8. Also in Horeb--rather, "even in Horeb," where it might have been expected they would have acted otherwise.

12-29. Arise, get thee down quickly from hence; for thy people . . . have corrupted themselves--With a view to humble them effectually, Moses proceeds to particularize some of the most atrocious instances of their infidelity. He begins with the impiety of the golden calf--an impiety which, while their miraculous emancipation from Egypt, the most stupendous displays of the Divine Majesty that were exhibited on the adjoining mount, and the recent ratification of the covenant by which they engaged to act as the people of God, were fresh in memory, indicated a degree of inconstancy or debasement almost incredible.

17. I took the two tables, . . . and broke them before your eyes--not in the heat of intemperate passion, but in righteous indignation, from zeal to vindicate the unsullied honor of God, and by the suggestion of His Spirit to intimate that the covenant had been broken, and the people excluded from the divine favor.

18. I fell down before the Lord--The sudden and painful reaction which this scene of pagan revelry produced on the mind of the pious and patriotic leader can be more easily imagined than described. Great and public sins call for seasons of extraordinary humiliation, and in his deep affliction for the awful apostasy, he seems to have held a miraculous fast as long as before.

20. The Lord was very angry with Aaron to have destroyed him--By allowing himself to be overborne by the tide of popular clamor, Aaron became a partaker in the guilt of idolatry and would have suffered the penalty of his sinful compliance, had not the earnest intercession of Moses on his behalf prevailed.

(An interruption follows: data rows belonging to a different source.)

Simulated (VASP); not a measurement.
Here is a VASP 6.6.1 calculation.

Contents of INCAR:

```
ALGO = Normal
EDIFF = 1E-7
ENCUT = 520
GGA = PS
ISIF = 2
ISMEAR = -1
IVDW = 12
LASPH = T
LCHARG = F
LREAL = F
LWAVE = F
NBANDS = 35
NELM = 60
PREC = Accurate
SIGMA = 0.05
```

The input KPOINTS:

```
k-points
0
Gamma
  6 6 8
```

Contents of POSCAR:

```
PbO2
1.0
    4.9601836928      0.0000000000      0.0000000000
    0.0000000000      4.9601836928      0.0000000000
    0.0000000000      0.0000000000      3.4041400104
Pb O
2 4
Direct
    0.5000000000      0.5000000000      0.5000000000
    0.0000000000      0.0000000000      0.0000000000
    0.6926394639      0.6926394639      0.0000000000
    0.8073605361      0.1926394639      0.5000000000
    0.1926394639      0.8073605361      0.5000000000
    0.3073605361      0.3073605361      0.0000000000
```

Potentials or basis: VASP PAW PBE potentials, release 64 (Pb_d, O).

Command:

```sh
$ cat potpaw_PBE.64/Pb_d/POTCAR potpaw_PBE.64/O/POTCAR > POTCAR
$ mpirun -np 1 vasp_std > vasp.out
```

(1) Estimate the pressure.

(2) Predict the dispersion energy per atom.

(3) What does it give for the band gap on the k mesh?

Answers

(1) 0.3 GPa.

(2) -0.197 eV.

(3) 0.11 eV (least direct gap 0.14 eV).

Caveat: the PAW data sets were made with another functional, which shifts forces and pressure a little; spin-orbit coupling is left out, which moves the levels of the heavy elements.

21. I cast the dust thereof into the brook that descended out of the mount--that is, "the smitten rock" (El Leja) which was probably contiguous to, or a part of, Sinai. It is too seldom borne in mind that though the Israelites were supplied with water from this rock when they were stationed at Rephidim (Wady Feiran), there is nothing in the Scripture narrative which should lead us to suppose that the rock was in the immediate neighborhood of that place (see on Ex 17:5). The water on this smitten rock was probably the brook that descended from the mount. The water may have flowed at the distance of many miles from the rock, as the winter torrents do now through the wadies of Arabia-Petræa (Ps 78:15, 16). And the rock may have been smitten at such a height, and at a spot bearing such a relation to the Sinaitic valleys, as to furnish in this way supplies of water to the Israelites during the journey from Horeb by the way of mount Seir and Kadesh-barnea (De 1:1, 2). On this supposition new light is, perhaps, cast on the figurative language of the apostle, when he speaks of "the rock following" the Israelites (1Co 10:4) [WILSON, Land of the Bible].

25. Thus I fell down before the Lord forty days and forty nights, as I fell down at the first--After the enumeration of various acts of rebellion, he had mentioned the outbreak at Kadesh-barnea, which, on a superficial reading of this verse, would seem to have led Moses to a third and protracted season of humiliation. But on a comparison of this passage with Nu 14:5, the subject and language of this prayer show that only the second act of intercession (De 9:18) is now described in fuller detail.